On the next day, they pack us onto a bus for Leon, the home and shrine of Ruben Dario. We ride along the shore of Lake Managua and can see across the water to the cones of the volcanoes Monotombo and Masaya. “Somoza took those who displeased him, his opposition, for helicopter rides over the volcanoes, and pushed them out alive, into the caldera.” “…viva la borghesia,” exclaims Herman. The town seems empty. We visit Dario’s shrine, his grave, his house. We take refreshment at a vacant coffee house.

It’s a day without propaganda. Everyone is exhausted, listless, happy to stare at nothing. No such luck. On the way back we are hustled to a camp outside Managua to listen to a poetry reading by Ernesto Cardenal, a principal Sandinista poet. The reading is crowded under a canopy, many Sandinista poetry fans have come to listen to the poet. Cardenal admits he owes a lot to Allen Ginsberg, his poems broad and rambling.

On the last night they organize a poetry reading in the reception hall of our Somoza estate. Poets come from all over Nicaragua. We alternate one Spanish, one English. Cardenal reads again, and a well known dentist poet, whose name eludes me. Many women show up — Daisy Zamora, Claribel Alegria, Gioconda Belli — all reading poems of loss and grief. Women lose husbands, brothers, sons. The evening is light-hearted and friendly nonetheless, one great blithesome parting sob.
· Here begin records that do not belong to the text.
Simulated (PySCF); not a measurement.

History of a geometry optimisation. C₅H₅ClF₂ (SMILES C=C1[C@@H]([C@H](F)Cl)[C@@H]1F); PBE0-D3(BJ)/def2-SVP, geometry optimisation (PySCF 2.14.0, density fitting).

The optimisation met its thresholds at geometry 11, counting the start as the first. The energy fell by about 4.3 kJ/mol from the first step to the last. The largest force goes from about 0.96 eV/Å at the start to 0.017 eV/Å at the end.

In bed I have a lucid dream that puts me back in the same room with the same poets. In front of me sits a young boy of twelve or so. He turns to look at me. Although he resembles none of my sons in particular, he does look like family. Just before we separated, Jingle had an abortion. She was sure the pregnancy was my doing. We couldn’t imagine having another kid. We’d raised three, and they were in good shape. Now we were splitting up. Neither of us was in the parenting mode. This time we would have ruined any kid; besides, we couldn’t imagine raising just one. It would be a sorry child without brother or sister ally growing close to it, to defend themselves against grown-ups. Hence, an abortion. Jingle took the procedure in New York City, where I was living. I put her on the bus back to Pine Bush. It was very hard on her, and on me as well, though not so obvious. This boy in my dream is the right age. In this context, in this country of loss, he is a manifestation of my loss. “From now on,” I say to him. “You can call me father.” I feel his radiant, angelic smile. “That’s the most beautiful thing I have ever heard,” says my dream son.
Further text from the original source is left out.